Catfish Fillets with Tahini Sauce (Page 289)
- Date: Tuesday, January 23, 2007 -- 8pm
- Location: Somerville, MA
- Kitchen: My Apartment
- Fellow Chef: Matt
- Dining Companions: Matty and Ana
- Recipe Rating: C-
Within my first year at Stanford I developed a pronounced skill for picking out Stanford students. Standing at the San Francisco airport, I could, in a single glance, parse the crowd into Stanford students, Berkeley students, and neither. In Boston this game is much harder. There are just too many universities to really master it. Distinguishing Harvard undergraduates from MIT students is no problem. But Northeastern students versus BU students? Graduate students are a whole other matter... I was thinking about this one afternoon a couple years ago when two twenty-somthings, clearly graduate students, sat down in the seat behind me on the number 1 bus.
"I can't think of any reason that esophageal pain would radiate to the back."
"Pacreatitis?"
"I guess."
Ah, I thought to myself, med students.
"Does this bus go all the way to main campus?"

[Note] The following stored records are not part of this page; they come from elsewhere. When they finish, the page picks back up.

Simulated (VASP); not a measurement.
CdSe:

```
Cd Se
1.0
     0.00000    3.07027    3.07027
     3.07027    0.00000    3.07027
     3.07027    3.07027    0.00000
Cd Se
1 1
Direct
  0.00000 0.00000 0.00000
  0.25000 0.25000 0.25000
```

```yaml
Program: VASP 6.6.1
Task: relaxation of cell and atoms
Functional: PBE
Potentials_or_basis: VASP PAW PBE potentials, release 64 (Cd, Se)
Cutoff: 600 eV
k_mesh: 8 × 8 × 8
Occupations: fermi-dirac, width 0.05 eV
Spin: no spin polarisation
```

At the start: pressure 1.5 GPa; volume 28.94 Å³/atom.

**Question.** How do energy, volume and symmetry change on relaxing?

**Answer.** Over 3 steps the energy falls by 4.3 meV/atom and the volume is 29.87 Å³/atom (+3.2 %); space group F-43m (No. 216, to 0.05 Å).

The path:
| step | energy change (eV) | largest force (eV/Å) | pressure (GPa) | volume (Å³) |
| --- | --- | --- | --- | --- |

"Yeah, it ends right in the square."
Ah, Havard med students.
Thus having solved the mystery I paid little attention as they rambled on about good bars, "Do you like the enormous room?" and bad rotations "The ER eats your life!". As we passed MIT, I tuned in to their conversation:
"MIT architecture is so weird."
"MIT students are so weird."
"Well what do you expect when you take thousands of people with Aspergers and put them all in one place?"
"You know, this is probably the Aspergers capital of the world."
I laughed silently as I scanned the bus looking for fellow MIT students who may have also overheard this comment. It was indeed funny, but accusing an entire student body of suffering from a mild form of autism is bit bold/offensive. Looking around the bus I realized there was little chance that anyone in the surrounding seats was from MIT. Except for me. They had probably been playing the game too, these two -- trying to decide where I was from. Apparently MIT had been eliminated in the early rounds.
One of my now favorite mental images of MIT is as the Aspergers capital of the world.